4. FRITZ JULIUS KUHN
Born in Germany but living and working in America since 1928, Fritz Kuhn was the man in charge of the infamous U.S. Nazi group, the German-American Bund. An enthusiastic supporter of Hitler’s ideas on racial purity and the fascist system, Kuhn was also a fan of Hitler’s political style. Bund gatherings were known for dramatic outbursts of violence in a way America had never seen before. Ironically, Hitler wasn’t much of a fan of Kuhn and his makeshift Nazi party. The dictator wanted Nazi influence in America to be powerful, but not so powerful that it might backfire and draw America into the war. The Bund’s front-page antics weren’t squaring well with that goal. Eventually, Kuhn was taken down by a New York City tax investigation that showed he had embezzled $14,000 from his own organization, and after leaving jail for that charge, he was promptly arrested for being an enemy agent. There wasn’t any immediate evidence that he had passed on intelligence or attempted sabotage, but when you have someone who was once photographed hanging out with Hitler, you should probably toss that a-hole in prison on general principle. Kuhn was released at the war’s end and returned to Germany a bitter, broken man.
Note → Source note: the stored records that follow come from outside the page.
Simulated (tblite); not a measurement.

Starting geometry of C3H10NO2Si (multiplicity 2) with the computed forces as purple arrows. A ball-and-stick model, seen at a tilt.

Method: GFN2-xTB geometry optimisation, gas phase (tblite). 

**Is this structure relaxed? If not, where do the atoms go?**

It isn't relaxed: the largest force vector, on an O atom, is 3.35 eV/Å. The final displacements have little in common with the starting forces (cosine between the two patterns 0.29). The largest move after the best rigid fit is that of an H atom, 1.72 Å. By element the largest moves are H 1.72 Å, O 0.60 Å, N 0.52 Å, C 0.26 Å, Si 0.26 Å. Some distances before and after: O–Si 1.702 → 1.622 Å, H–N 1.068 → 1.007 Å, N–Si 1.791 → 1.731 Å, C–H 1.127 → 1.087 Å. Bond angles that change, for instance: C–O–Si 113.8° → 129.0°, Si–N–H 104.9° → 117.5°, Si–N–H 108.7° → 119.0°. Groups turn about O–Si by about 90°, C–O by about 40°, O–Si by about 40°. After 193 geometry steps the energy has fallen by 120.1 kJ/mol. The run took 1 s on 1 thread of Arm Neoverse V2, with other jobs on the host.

3. AMERICAN WAFFEN-SS VOLUNTEERS
One of the stranger details about Germany’s Nazi-run Schutzstaffel (aka the SS) was that it formed a number of volunteer and propaganda divisions of decidedly non-German and sometimes even non-Aryan ethnicities. French traitors had the Charlemagne Division, Britons could fight their countrymen as part of the Freiwillige Korps, and for years there were rumors of a so-called “George Washington Brigade” made up entirely of renegade Americans. The GWB turned out to be a myth, but it was a myth reinforced by the occasional discovery of SS troops with American accents or names, who often turned out to be not just naturalized citizens but born on American soil. It’s impossible to know for sure how many Americans fought for the Nazis, as records are unavailable after May of 1940, but the sketchy information available on American SS casualties show that these troops fought in every theater of the European war.
2. MARTIN JAMES MONTI
One particularly noteworthy American SS was Army Air Force pilot Martin James Monti, who in October of 1944 hitchhiked and transferred his way to an Italian airbase, stole a fast recon plane and promptly flew it north into Axis hands to defect. Casting about for something to do, Monti made a few propaganda broadcasts under the name Martine Wiehaupt, but his radio voice was lacking and he eventually became an SS sergeant in the closing weeks of the war. Nobody is quite sure of Monti’s motivation (although his mother was a native German) or why he chose to defect to a country that was really clearly losing the war, but it’s assumed that he was a more convincing personality than the SS propaganda office believed, given that he was able to convince a U.S. Army patrol that he was merely an American deserter despite the fact that he was wearing a full-dress SS uniform at the time. He served a brief jail sentence before being released back into the Army, where he kept a low profile and managed to make sergeant by 1948 before someone at the FBI said “Hey, wait a minute!” and promptly threw him in jail for the next 25 years.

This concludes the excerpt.